Hershel Parker

Hershel Parker is the author of the 1997 Pulitzer finalist, Herman Melville: A Biography, 1819-1851 (Johns Hopkins, 1996) and its continuation, Herman Melville: A Biography, 1851-1891 (Johns Hopkins, 2002). The Association of American Publishers gave its top award to the first volume in “Literature and Language” (1997) and to the second volume in a new category, “Biography and Autobiography” (2003)—apparently the only time it gave anyone the top award twice. Parker’s 1984 Flawed Texts and Verbal Icons: Literary Authority in American Fiction defied both the New Criticism and the New Bibliography in bringing biographical evidence to bear on textual theory, literary criticism, and literary theory. Mauled by reviewers, that book slowly became a classic, as Google Books shows, gratefully applied to their problems by biblical, classical, and medieval scholars as well as by critics of more modern literature.

Recent books with biographical bases include the Brian Higgins-Hershel Parker Reading Melville’s Pierre: Or, The Ambiguities (2006) and Parker’s Melville: The Making of the Poet (2008). In press early in 2011 is another biographical book, The Powell Papers: A Confidence Man Amok among the Anglo-American Literati.

As Jay Leyda’s heir Parker expanded the documentary The Melville Log from 1,000 pages (in its 1969 enlargement) to 9,000 pages and is now condensing the first 3,000 pages down to 600 pages for the first of three print volumes. Resting, waiting attention, is the “completed” Melville Biography: An Inside Narrative which engages three or four dozen writers on biography such as Holmes, Epstein, Backscheider, Bostridge, and Benton in the course of weighing the uses and misuses of evidence in biographical writing on Melville.

In slow process is Ornery People, Parker’s retelling of outrageous stories found mainly on the Internet about his American ancestors whom he thought had lived and died unrecorded.

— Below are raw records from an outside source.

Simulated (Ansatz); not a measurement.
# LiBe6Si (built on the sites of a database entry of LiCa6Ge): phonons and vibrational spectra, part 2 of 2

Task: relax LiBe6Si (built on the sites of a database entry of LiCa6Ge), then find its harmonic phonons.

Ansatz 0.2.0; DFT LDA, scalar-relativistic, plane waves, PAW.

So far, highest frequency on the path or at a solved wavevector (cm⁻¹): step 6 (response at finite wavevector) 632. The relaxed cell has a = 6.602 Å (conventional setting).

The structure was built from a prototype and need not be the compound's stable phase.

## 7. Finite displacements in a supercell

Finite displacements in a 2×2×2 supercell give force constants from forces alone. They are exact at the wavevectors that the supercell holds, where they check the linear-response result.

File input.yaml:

In retirement in Morro Bay, California, Parker still dabbles in textual study and publishing history from a biographical stance. His 1981 preview of “Flawed Texts and Verbal Icons” was reprinted as the lead article in the 2010 Anglo-American Scholarly Editing, 1980-2005, and the Winter 2011 American Literary Realism contains his new “The Talented Ripley Hitchcock” on the editor of both Stephen Crane and Zane Grey.